Declarations are Statements
As far as C-minor is concerned declarations (functions, variables, classes etc...) are also statements even though not technically statements if you take that word to mean something that executes.
Expression Statements
Although statements and expressions are generally different things, there's a special statement for expressions that are statements.
Consider a statement like this:
print("Hello World");
This is an expression, but it's used as a statement. The AstExpressionStatement
class is used to represent this.
Order of Operation
It's worth noting that order of operation is implicit in the AST and doesn't need to record grouping tokens like parentheses.
Consider these two expressions:
# expression A
x + y * z
# expression B
(x + y) * z
Expression A is represented as:
flowchart TD
add --> x
add --> multiply
multiply --> y
multiply --> z
Expression B is represented as:
flowchart TD
add --> x
add --> y
multiply --> add
multiply --> z
The grouping parentheses in the original expression B is used by the parser to construct the correct tree and then discarded.

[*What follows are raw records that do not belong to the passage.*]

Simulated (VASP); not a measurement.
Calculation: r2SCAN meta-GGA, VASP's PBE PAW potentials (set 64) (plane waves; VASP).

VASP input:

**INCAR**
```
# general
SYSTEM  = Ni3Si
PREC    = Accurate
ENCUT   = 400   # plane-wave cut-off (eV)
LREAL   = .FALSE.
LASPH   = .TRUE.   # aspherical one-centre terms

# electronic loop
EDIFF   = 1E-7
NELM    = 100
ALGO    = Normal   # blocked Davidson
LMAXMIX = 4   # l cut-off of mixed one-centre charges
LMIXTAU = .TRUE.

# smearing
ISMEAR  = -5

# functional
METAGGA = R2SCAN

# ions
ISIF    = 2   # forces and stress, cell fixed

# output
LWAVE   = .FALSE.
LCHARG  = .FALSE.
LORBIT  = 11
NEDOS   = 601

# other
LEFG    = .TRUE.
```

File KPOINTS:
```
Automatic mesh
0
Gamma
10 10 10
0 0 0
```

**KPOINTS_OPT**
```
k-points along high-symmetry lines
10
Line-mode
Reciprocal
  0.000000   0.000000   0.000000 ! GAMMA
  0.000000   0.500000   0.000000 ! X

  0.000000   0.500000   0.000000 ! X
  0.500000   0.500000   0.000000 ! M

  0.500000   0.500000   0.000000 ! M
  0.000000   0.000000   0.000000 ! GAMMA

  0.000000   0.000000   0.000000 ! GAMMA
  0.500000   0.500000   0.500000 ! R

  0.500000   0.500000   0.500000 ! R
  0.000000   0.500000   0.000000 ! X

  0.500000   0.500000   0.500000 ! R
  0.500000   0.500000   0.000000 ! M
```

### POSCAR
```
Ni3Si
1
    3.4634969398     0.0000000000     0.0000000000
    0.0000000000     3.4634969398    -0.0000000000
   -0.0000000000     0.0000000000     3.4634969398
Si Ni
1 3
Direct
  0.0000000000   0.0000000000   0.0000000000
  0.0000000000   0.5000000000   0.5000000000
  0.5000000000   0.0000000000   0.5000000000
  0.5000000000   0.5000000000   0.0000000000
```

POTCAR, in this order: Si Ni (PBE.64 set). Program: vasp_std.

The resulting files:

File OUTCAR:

Syntactic Structure, Little Meaning
The AST stores the syntactic structure of the input program but by itself ascribes very little meaning to its elements.
For example:
- identifiers are recorded as identifier nodes but say nothing about whether the identifier represents a local variable, parameter, method or function, a class name etc...
- the AST allows function and class declarations anywhere statements are allowed so there's nothing to stop the declaration of a class inside a function (even though this is not supported in C-minor)
- the AST will happily record operations on incompatible arguments (eg: string + integer) or passing an incorrect number of arguments to a function.
In other words, at this stage all we're doing is capturing the syntactic structure of the program and meaning will be applied and correctness checked later as part of "semantic analysis".
Position Information
Just like every token produced by the tokenizer has a CodePosition
describing where it came from, every element in the AST also has a position. In later stages as we're performing checks on the AST and we find problems we've got the position readily available to report the original location of the error.
Time to Parse!
The AST is a tree of elements that describe a program's syntactic structure but not its meaning.
Each node is either a statement or an expression. Order of operation is implicit in the arrangement of nodes that make an expression. Every node in the AST has position information attached for error reporting.
The AST is central to everything else the compiler does - it'll be used for building the type system, semantic analysis, code generation and more.
Now that we have a way to represent the AST the next challenge is to build a correctly formed AST from a stream of tokens... and that's the job of the parser.